So the presumption was that after setting the rather anodyne stage with the background, his March 27th column would flesh out his points and his argument (which again he didn't really provide this time 'round).

Which brings us to a chick named Ubaka Ogbogu. She's a Faculty of Law professor at the University of Alberta who is getting free money from taxpayers to blow her ovaries off at the very notion that Conrad Black and the National Post will have a discussion about the TRC from a perspective other than "rah rah Injuns are awesome isn't it a shame we educated them".
Ogbogu (fortunately?) isn't on the University of Alberta sunshine list, so it's unknown exactly how much Alberta taxpayers are robbed every year so this dumb nigger can refuse to engage in media outlets for the "crime" of providing the public discourse that the UofA should be engaged in but isn't. This is the same Ubaka Ogbogu who wrote a recent "summary paper" where she argued the media wasn't doing a good enough job at explaining why questionable Wuhan Flu lockdowns skipped arbitrary "essential services", by the way. Yet when the National Post decided to, to borrow a phrase, have a globally recognized opinion article author write a pair of articles "shaping and influencing public opinion and simplifying and amplifying policy messages", Ogbogu got her panties in a bunch.

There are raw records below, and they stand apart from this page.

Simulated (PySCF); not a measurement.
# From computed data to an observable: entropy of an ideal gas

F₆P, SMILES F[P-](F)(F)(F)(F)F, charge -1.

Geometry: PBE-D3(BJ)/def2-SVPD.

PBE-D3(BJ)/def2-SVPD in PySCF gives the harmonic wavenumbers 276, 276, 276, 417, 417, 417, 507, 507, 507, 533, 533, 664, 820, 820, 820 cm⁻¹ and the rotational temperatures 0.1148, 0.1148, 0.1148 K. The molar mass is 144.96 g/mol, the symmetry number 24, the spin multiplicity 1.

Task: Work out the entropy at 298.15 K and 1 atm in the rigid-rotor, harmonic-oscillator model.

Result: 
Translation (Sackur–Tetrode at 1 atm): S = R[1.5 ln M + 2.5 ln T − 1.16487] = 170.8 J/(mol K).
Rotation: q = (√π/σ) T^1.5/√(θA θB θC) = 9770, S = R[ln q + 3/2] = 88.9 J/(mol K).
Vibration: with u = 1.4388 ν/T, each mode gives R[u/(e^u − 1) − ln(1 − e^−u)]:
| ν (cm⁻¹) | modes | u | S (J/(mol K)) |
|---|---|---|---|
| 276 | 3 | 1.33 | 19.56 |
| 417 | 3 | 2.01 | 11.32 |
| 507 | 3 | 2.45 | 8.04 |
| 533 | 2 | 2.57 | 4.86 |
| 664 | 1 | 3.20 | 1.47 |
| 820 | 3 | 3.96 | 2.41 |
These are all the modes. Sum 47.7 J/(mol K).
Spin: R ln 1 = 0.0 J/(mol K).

Would it be too much to ask for a single quote from Conrad Black that supposedly "foregrounds racism"? How about an explanation of exactly what "foregrounds racism" even means? Outside of her tweet, other scholars who use the phrase seem to think of it as a positive thing to embrace. Also, isn't Ogobogu drawing a salary from the University of Alberta? That same institution just last year admitted to being itself guilty of "systemic racism". Shouldn't Ogobogu be disengaging from the University of Alberta? It seems less like a principled stance based on an idiotic (but purely held) belief structure and more like a dejected sorority girl from Alpha Gamma Delta who is upset I wouldn't make out with her behind the AgFor building...er, I mean, that National Post wasn't returning her endless requests to publish more drivel about how even questioning the dominant media narrative about our excellent Residential School System is a crime against humanity.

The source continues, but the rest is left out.